I’ve danced you out time and time again, but here you are. Sitting across the room, glaring at me. I’ve written. I’ve sang my heart out in the car. I’ve learned breathing techniques. I’ve meditated. I’ve given myself countless of pep talks. With each attempt, I gain control of myself for just a few more seconds. Day by day, such slow progress, but I’ll take those few extra seconds any day. Then like a tidal wave, your presence comes crashing down in an attempt to wash away everything I’ve worked on. You show up at birthday dinners, simchas, school, car rides. Who keeps inviting you? Can’t you see you aren’t wanted? I don’t want to be friends. I don’t even want to be acquaintances! Can we go back to being strangers? To the time before you were lurking in the dark corners of my mind, while I denied you were there? The time before you knew I existed would be great!

I’m sick of feeling alone. I’m sick of you making me seem ‘crazy’ and ‘not normal’. I’m sick of hearing your voice telling me to panic over nothing. I’m sick of you bringing up the past and future. I’m sick of you controlling my present, causing me not to be present! I’m sick of you creeping up behind me, closing your hands tightly around my neck whenever I almost forget you exist. I’m sick of you making me suddenly feel like I’m dying when I finally smile—really smile! It’s exhausting, constantly fighting with you for control over my mind and body. Don’t be fooled, I’ll fight you until my very last day. I’ll exploit your tricks to everyone.

You told me to keep this blindfold over my eyes and stay quiet. You said it would protect me. I took it off for less than a second, and funnily enough, I realized I wasn’t alone. I was sitting beside so many familiar faces. I was sitting with people who would obviously be anxious, based on their life circumstances. I was sitting beside others whose causes of anxiety were more of a mystery. Still, I was sitting in a sea of people suffering, because like me, you’ve enrooted yourself in them too.

I tried to speak about you to the others, but every time I open my mouth, your limbs covered it; your voice silenced me. I realized that is where you get your strength from. If I stay quiet, if I succumb to the pressure of societal norms and go with the stigma, you swallow me whole. You will swallow all of us whole.

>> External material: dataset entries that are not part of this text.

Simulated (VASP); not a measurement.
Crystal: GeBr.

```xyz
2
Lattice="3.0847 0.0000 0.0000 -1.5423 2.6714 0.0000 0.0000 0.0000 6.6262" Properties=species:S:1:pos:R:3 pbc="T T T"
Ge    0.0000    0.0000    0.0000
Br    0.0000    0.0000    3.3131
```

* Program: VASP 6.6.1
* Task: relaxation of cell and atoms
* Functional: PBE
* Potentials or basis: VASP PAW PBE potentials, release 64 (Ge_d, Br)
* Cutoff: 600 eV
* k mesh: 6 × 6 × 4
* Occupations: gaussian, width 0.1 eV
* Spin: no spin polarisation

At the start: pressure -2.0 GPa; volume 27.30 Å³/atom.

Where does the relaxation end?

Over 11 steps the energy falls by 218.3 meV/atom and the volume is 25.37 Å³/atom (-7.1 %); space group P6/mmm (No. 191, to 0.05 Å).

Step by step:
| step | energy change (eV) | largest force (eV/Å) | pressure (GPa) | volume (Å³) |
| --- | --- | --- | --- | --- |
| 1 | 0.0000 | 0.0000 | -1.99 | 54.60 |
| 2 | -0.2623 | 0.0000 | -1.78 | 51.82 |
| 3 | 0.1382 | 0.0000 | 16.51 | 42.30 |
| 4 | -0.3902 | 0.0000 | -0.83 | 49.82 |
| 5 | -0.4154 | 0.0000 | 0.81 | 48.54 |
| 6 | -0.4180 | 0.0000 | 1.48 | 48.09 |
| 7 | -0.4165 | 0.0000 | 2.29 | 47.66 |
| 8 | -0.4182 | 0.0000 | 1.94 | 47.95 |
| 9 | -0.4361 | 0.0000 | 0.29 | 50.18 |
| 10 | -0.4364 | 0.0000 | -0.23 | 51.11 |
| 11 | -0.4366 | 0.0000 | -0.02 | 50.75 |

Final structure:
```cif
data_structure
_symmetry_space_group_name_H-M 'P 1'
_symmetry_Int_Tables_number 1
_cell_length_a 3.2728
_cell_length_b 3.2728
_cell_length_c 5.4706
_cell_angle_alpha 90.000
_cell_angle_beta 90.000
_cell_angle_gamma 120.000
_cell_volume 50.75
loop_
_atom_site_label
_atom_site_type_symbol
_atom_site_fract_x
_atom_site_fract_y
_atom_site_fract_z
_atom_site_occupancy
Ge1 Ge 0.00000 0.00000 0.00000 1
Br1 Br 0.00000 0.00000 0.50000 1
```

I don’t feel lonely anymore. I’m stronger because I figured out your weakness. I won’t stay silent and feed your strength a day longer. I will continue to talk to people—someone, anyone—about you. We’ve learned your techniques and tricks. Now we can see when you manipulate us and lie to us. I’m happy, because one day, I’ll be able to look back on the memory of you and laugh. We’ll conquer you. We’ll fight you. We’ll end you. Why? Because together, WE CAN overcome anything.